Given a target, the goal is to estimate the target state over time. The target is the location of a patch in the first frame of the video, and the output is the position of the target in the following frames.
To do this, we use a Discriminant Correlation Filter (DCF). A deep neural network extracts the features of the image. In the current frame, there are the features of the target patch and the ideal response which is a gaussian function peaked at the center. We want to learn the optimal filter that can output the ideal response given the target patch. We then crop a search patch in the new frame which is an enlarged patch centered at the same position as in the previous frame. We apply the optimal filter to do cross correlation ont he search patch to generate the correlation response map. Finally, the target translation can be estimated by searching the maximum value of the correlation response map. The filter w can be obtained by minimizing the output ridge loss using gradient descent.

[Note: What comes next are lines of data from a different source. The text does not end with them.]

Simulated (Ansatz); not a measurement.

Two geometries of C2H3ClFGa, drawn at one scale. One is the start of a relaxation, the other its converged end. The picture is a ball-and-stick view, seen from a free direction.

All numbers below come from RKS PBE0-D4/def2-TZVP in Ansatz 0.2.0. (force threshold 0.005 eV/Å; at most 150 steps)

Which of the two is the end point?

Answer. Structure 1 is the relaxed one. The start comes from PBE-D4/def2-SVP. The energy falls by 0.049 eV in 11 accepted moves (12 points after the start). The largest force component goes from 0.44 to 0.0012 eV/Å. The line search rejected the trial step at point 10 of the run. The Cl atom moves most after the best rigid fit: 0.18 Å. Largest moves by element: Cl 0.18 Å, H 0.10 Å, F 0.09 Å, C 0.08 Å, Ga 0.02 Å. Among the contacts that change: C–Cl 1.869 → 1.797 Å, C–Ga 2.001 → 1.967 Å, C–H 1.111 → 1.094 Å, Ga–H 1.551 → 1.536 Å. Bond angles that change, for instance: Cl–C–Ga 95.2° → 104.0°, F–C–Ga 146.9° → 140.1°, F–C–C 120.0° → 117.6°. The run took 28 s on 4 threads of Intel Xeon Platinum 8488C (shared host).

We will use OTB2013 dataset. To get the dataset,
cd csc249tracking/dataset
python gen_otb2013.py
cd OTB2015
./download.sh
python unzip.py
cd ..
ln -s $ABSOLUTE_PATH_to_OTB2015 OTB2013
To Test, run
python DCFtracker.py --model classifier_param.pth
You can visualize the tracking result by running
python DCFtracker.py --model classifier_param.pth --visualization
You can check the correctness of network.py
by running
python DCFtracker.py
it will use the standard tracking model stored in param.pth
, and the test result (AUC) should be greater than 0.6